Aurora Flight Sciences has bolted wings onto the X-65, nearly two years after the experimental drone was supposed to take its first flight. The aircraft represents DARPA's attempt to prove that compressed air bursts can replace flaps, ailerons, and rudders entirely—a concept called active flow control that's been stuck in wind tunnels for decades. The delay matters because every month the X-65 sits on the ground is another month the defense industry waits to see whether this approach works outside a laboratory. Flight testing now won't begin until sometime in 2027, according to program updates shared with defense contractors.

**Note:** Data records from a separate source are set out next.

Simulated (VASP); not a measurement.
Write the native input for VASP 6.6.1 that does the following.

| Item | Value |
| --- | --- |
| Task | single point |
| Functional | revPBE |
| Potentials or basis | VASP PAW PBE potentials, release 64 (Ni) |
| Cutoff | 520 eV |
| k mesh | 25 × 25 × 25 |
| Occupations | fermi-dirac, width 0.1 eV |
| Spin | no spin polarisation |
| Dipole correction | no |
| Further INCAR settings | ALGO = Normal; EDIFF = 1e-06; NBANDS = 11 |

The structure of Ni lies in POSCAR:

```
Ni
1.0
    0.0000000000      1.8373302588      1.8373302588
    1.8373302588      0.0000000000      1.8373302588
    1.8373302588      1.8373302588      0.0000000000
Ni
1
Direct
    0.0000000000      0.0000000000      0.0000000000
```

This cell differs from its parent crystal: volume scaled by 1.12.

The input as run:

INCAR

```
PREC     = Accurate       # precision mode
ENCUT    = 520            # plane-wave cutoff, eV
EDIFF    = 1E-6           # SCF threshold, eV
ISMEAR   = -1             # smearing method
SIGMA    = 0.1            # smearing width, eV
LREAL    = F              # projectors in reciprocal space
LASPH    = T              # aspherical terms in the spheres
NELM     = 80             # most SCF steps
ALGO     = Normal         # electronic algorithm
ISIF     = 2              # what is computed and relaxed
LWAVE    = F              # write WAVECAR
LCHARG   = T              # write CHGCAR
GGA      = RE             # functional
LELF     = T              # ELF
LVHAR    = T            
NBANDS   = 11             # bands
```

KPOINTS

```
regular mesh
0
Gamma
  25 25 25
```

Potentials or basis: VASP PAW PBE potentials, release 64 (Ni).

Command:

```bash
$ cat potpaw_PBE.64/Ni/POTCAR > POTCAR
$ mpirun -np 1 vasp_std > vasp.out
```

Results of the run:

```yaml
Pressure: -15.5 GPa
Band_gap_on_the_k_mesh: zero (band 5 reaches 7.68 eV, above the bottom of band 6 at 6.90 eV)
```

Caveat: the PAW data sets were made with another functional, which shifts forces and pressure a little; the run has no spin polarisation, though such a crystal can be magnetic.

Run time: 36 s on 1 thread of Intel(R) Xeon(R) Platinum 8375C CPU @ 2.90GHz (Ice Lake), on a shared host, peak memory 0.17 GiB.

The X-65 eliminates every moving control surface from a conventional aircraft. No hinges, no actuators, no hydraulic lines snaking through the wings. Instead, the drone redirects airflow by shooting pressurized air through tiny slots along the wing's trailing edge. Blow air down, the wing generates more lift. Blow it sideways, the aircraft yaws. The entire flight control system reduces to a network of valves and compressed air reservoirs. Aurora and DARPA argue this simplifies maintenance, cuts weight, and makes the aircraft harder to jam since there are fewer mechanical parts to fail or hack. The concept isn't new—NASA and Boeing have tested active flow control on subscale models for two decades—but no one has built a full-scale autonomous aircraft around it until now. The X-65 wing integration means the hardware exists. Whether it flies as advertised is the question keeping program managers awake.
Cost growth has shadowed the program since its 2023 inception. DARPA originally funded Aurora through its Control of Revolutionary Aircraft with Novel Effectors (CRANE) initiative, with initial flight tests penciled in for late 2024. That deadline came and went. By mid-2025, the program had burned through its Phase 1 budget and required additional congressional approval to continue. Senate Armed Services Committee staffers questioned whether active flow control justified the expense when existing drones already maneuver effectively. Aurora countered that the X-65's simplified architecture could cut lifecycle costs by thirty percent compared to conventional UAVs, though the company has yet to release validated figures. The wing attachment in recent weeks suggests Aurora has worked through whatever integration problems stalled progress last year. The airframe itself is relatively simple—a delta-wing design optimized for subsonic flight testing rather than operational deployment. Aurora built it at its Bridgeport, West Virginia facility, where the company produces the Centaur optionally-piloted aircraft and other DARPA prototypes.
The robotics implications extend beyond defense. Active flow control inverts the traditional relationship between software and hardware in autonomous systems. Current drones use machine learning to command mechanical actuators—servos that physically move control surfaces in response to flight computer instructions. The X-65 makes the control surface itself software-defined. Adjust the timing and pressure of the air jets, and you change how the wing behaves aerodynamically. That opens the door to in-flight reconfiguration: the same wing could optimize for speed during cruise, then switch to a high-lift profile for landing, all without moving parts. Commercial cargo drones and urban air mobility platforms face similar tradeoffs between mechanical complexity and operational flexibility. If Aurora demonstrates reliable flight control using only compressed air, companies like Zipline and Volansi will pay attention. The technology also maps onto underwater robotics, where active flow control could replace dive planes and rudders on autonomous submarines. The Navy has funded related research through its Small Business Innovation Research program, though no full-scale prototypes have emerged.
What to Watch: First flight of the X-65 remains officially unscheduled but is expected between March and June 2027 based on typical post-integration timelines. Watch for Aurora to announce high-speed taxi tests at Mojave Air and Space Port, where the company has reserved runway access. DARPA's CRANE program office will publish Phase 2 solicitations later this year if the X-65 achieves stable flight, opening active flow control development to additional contractors. Monitor whether Lockheed Martin's Skunk Works, which has parallel research into plasma flow control, accelerates its own flight testing in response to Aurora's progress.